Reprinted from yesterday's late editions.

Roberta Flack, one of the founding members of Africare, took one look around the shoulder-to-shoulder reception at the Iranian embassy Sunday night and sputtered joyously, "My mouth just keeps dropping."

The singer was remembering the first tiny brown-bag fund raisers for the 5-year-old relief organization and noting the growth some guests felt paralleled the spiraling grass-roots conciousness about Africa.

"Still we have not touched the surface in correcting attitudes towards Africa - it is not a blah, one monolithic continent," said C. Payne Lucas, the founder of Africare, a private group with 22 development projects in seven African nations. "Now that we have everyone's attention we have to develop a following . . . Africa has to become a way of life."

Ealier Sunday afternoon at the State Department pianist Wayne Davis alternate his musical tribute to that continent between a celebration of progress, to a plea for spiritual help for future understanding.
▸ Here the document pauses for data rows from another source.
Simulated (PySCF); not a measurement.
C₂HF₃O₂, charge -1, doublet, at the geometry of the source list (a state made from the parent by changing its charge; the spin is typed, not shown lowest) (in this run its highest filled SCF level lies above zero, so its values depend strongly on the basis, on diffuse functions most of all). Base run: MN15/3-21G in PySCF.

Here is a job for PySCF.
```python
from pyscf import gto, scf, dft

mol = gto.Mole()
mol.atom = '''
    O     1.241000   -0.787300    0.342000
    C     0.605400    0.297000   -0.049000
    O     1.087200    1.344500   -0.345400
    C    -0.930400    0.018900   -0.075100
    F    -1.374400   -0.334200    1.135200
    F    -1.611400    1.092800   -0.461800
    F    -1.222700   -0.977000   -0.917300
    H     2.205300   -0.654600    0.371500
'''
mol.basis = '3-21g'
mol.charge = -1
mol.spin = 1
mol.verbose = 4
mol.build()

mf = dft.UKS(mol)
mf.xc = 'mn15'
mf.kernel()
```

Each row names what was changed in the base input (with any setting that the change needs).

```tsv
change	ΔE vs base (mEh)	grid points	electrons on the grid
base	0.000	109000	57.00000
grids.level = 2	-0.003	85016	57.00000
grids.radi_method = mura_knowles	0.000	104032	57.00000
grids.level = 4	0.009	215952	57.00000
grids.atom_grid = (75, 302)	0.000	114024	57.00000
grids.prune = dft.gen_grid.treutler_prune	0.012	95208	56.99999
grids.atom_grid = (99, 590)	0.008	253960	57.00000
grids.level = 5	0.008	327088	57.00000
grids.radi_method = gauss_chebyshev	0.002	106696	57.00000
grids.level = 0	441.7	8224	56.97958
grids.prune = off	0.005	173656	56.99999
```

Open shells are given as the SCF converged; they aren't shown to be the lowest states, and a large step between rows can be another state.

On the same stage, the remarks of Rep. Charles Rangel (D-N.Y.) ranged from relief that being called an African no longer causes a fistfight, to an emotional request for an African constituency in the U.S.

And the estimated 800 Washingtonians who were there to support the work of Africare tapped their feet to Davis' music and cheered Rangel's remarks.

Besides Davis and Rangel, the afternoon program included brief speeches by William E. Schaufele Jr., asistant secretary of state for African affairs, Ivory Coast Ambassador Timothee Ahoua, dean of the African diplomatic corps, and dance sequences by Mike Malone's D.C. Repertory's Dance Company. J.C. Hayward of WTOP acted as emcee.

Iranian Ambassador Ardeshir Zahedi said he gave the party not only because of his country's historical relations with Africa but also because of his close ties with African diplomats from the time he was foreign minister.

The guests, who comprised what Lucas called "a microcosm of what could happen," in terms of an ongoing African constituency, ranged from young professionals and veteran State Department employees, to politicans such as Marion Barry and cultural entrepreneurs such as Kennedy Center board chairman Roger Stevens. Everyone paid $25.

Though the rooms of the embassy overflowed, attorney Wiley Branton said that Sunday night's turnout was only the beginning. "I'm struck by the paucity of people here from among my associates. There is a need for more citizens to be involved," sand Branton. "This is only a drop in the bucket."